Voice Activated LED Controller with Touch Interface Using ESP32S3 Box 3

Published January 31, 2026 0

Jobit Joseph
Author

Voice Activated LED Controller with Touch Interface Using ESP32S3 Box 3

Voice control has become an integral part of modern smart home automation. In this tutorial, we build a voice-controlled LED system using the ESP32-S3-BOX-3 development board, combining wake word detection, speech recognition, touch interface, and audio feedback to create an intelligent control system. The code will be based on the factory example provided by Espressif and we will do the needed modifications to make it apt for our project.

The ESP32-S3-BOX-3 is a powerful development platform from Espressif that integrates a 320×240 touchscreen display, dual microphones for voice input, stereo speakers, and WiFi/Bluetooth connectivity. This project demonstrates how to leverage these features using the ESP-IDF (Espressif IoT Development Framework) and ESP-SR (Speech Recognition) library.
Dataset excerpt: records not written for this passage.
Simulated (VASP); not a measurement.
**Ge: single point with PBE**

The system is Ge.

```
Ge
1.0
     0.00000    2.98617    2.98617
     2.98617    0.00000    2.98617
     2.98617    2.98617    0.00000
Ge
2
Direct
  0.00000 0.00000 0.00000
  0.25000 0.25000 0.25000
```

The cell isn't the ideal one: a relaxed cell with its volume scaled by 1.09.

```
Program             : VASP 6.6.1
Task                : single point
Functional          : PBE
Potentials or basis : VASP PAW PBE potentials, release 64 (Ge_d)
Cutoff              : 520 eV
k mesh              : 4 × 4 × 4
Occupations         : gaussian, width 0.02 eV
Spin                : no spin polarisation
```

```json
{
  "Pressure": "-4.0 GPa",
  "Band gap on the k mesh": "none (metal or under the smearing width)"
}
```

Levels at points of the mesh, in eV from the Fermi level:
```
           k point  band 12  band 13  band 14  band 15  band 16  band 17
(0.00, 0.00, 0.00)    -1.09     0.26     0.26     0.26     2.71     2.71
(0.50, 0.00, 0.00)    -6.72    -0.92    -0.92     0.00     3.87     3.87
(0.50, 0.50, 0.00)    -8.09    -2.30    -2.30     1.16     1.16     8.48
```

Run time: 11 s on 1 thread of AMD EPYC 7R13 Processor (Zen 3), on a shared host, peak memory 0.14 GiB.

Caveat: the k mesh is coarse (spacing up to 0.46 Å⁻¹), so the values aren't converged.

For a detailed hands-on review and getting-started walkthrough of the ESP32-S3-BOX-3 board, check out our previous articles on the same
Getting Started with ESP32-S3-BOX-3 - CircuitDigest Review
Programming ESP32-S3-BOX-3 with Arduino IDE - RGB LED Control

What You'll Learn

Implementing wake word detection using WakeNet
Building command recognition with MultiNet
Creating a touch-based GUI using the LVGL library
Playing audio feedback through the I2S interface
Controlling hardware (LED) through GPIO

Components Required

S.No	Component	Quantity
1	ESP32-S3-BOX-3 Development Board	1
2	RGB LED Module	1
3	Jumper Wires	As needed
4	USB-C Cable (for programming and power)	1

Software Requirements

ESP-IDF v5.5.2 - Espressif IoT Development Framework
Python 3.12+ - Required for ESP-IDF tools

Circuit Diagram and Connections

The circuit connection is straightforward. We connect an external LED to GPIO 40 of the ESP32-S3-BOX-3 board through a current-limiting resistor. For the ease of demonstration, we have used the RGB LED module that came with the ESP32-S3-BOX-3. We will be using the DOCK accessory to connect the LED. Insert the ESP32S3-Box-3 into the dock. Connect the GND pin of the RGB Module to any of the ground points in the dock and any one of the anode pins to the G40 port in the dock. As already mentioned, if you are using a single external LED, connect the cathode of the LED to ground and the anode to the G40 through a current-limiting resistor. The image below shows the connection.

Voice Activated LED Controller with Touch Interface Using ESP32S3 Box 3 Circuit Diagram

Here is the ESP32S3-Box-3 with the LED attached.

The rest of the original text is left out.